Details would follow in the ensuing days of the fire, but the one thing that was certain was that virtually everything in the house had been lost. Another cable caught up with Keller and Thomson in Paris two days after the fire. While the pair had traveled from Rome to Paris on Monday, their benefactors, Gustav and Louise Pfeiffer, had already set plans in motion to provide them with temporary housing while a new house would be built. Harvard House sat next door to the Pfeiffer home on Old Redding Road and was used during the summer months by Pfeiffer’s nephew Robert and his wife Mathilda. Helen and Polly knew the house well, as the Pfeiffer’s had put them up at Harvard House while the home at Arcan Ridge was being built in 1939. Other friends of Helen Keller were already working at finding replacement volumes for her library, as well as a new Braille typewriter to allow her to continue her work once she returned to Easton.
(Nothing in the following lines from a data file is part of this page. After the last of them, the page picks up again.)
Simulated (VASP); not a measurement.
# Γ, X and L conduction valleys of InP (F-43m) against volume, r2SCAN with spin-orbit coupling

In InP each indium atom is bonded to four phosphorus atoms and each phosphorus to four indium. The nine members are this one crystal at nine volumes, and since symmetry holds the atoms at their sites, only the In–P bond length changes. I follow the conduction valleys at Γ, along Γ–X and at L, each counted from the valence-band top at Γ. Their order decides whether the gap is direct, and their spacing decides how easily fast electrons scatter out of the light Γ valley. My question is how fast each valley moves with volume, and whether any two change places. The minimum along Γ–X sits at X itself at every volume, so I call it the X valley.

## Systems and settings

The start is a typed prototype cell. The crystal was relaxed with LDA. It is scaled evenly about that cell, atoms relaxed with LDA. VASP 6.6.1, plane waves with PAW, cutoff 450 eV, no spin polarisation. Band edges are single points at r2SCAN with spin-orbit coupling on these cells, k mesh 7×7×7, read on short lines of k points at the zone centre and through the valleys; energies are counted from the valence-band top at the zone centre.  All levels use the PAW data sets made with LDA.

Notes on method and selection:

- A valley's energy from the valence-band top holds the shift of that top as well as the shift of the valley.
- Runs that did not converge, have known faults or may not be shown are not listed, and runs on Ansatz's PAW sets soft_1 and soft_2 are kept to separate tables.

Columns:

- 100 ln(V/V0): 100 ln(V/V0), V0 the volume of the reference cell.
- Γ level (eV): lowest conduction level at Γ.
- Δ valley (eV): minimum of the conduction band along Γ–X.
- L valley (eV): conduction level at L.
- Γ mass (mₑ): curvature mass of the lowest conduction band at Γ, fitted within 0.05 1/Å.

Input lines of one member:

Back in Connecticut, investigators were attempting to find the cause of the blaze:
BRIDGEPORT, CONN. POST November 26, 1946
CAUSE IN DOUBT IN KELLER BLAZE!
State Joins Easton Chief in Probe of $50,000 Fire.
EASTON, Nov. 26. Investigation of the cause of the fire which on Saturday razed the Redding road home of Miss Helen Keller, blind educator, was being continued today, Fire Chief Arthur J Bush said. Preliminary investigation yesterday by State Policeman James M. Riordon, representing the State Fire Marshal, and town fire and police officials unearthed no conclusive evidence regarding the cause of the blaze, although investigators believed it possible that the fire resulted from a defective oil burner, Chief Bush said. During the three-hour search of the ruins, it was officially confirmed that a furnace repairman had been admitted Friday to the closed home to turn on the oil burning furnace as a protection against anticipated cold weather. The investigators also disclosed that neighbors reported seeing smoke issuing from the chimney of the house as early as 6:30 a.m. Saturday. The 12-room house, known as “Windy Ridge”, was closed in October when Miss Keller went abroad. Built in 1939 at a cost of $25,000, it contained a valuable collection of antique and exotic furnishings, none of which was saved. Damage was estimated unofficially by Fire Chief Arthur Bush at more than $50,000. An accurate estimate of the loss cannot be made until Miss Keller is reached and can give an inventory of what was in the home. Attempts have been made by Mrs. Charles Rauschkolb, a neighbor, to contact Miss Keller in Europe through blind institutions in New York and Paris, but Miss Keller is believed to be visiting homes for the blind in either Greece or Rome at this time, officials said.
The “Windy Ridge” reference in the above article had once been the name of the property and the original house that was there when Helen Keller decided to build in 1938. The name was changed to Arcan Ridge in 1939 when the new house was first completed. Arcan was the name of a Scottish village that Helen had visited a few years before that she very much favored.
Arcan Ridge was completely rebuilt and ready for occupancy in October of 1947. Built under the supervision of the original architect, Charles Cameron Clark, the new house was exactly like the first with only one or two minor modifications relating to the dining porch at the rear of the building. Polly lived there until her death on March 20, 1960. Helen Keller called Arcan Ridge home until her own passing on June 1, 1968.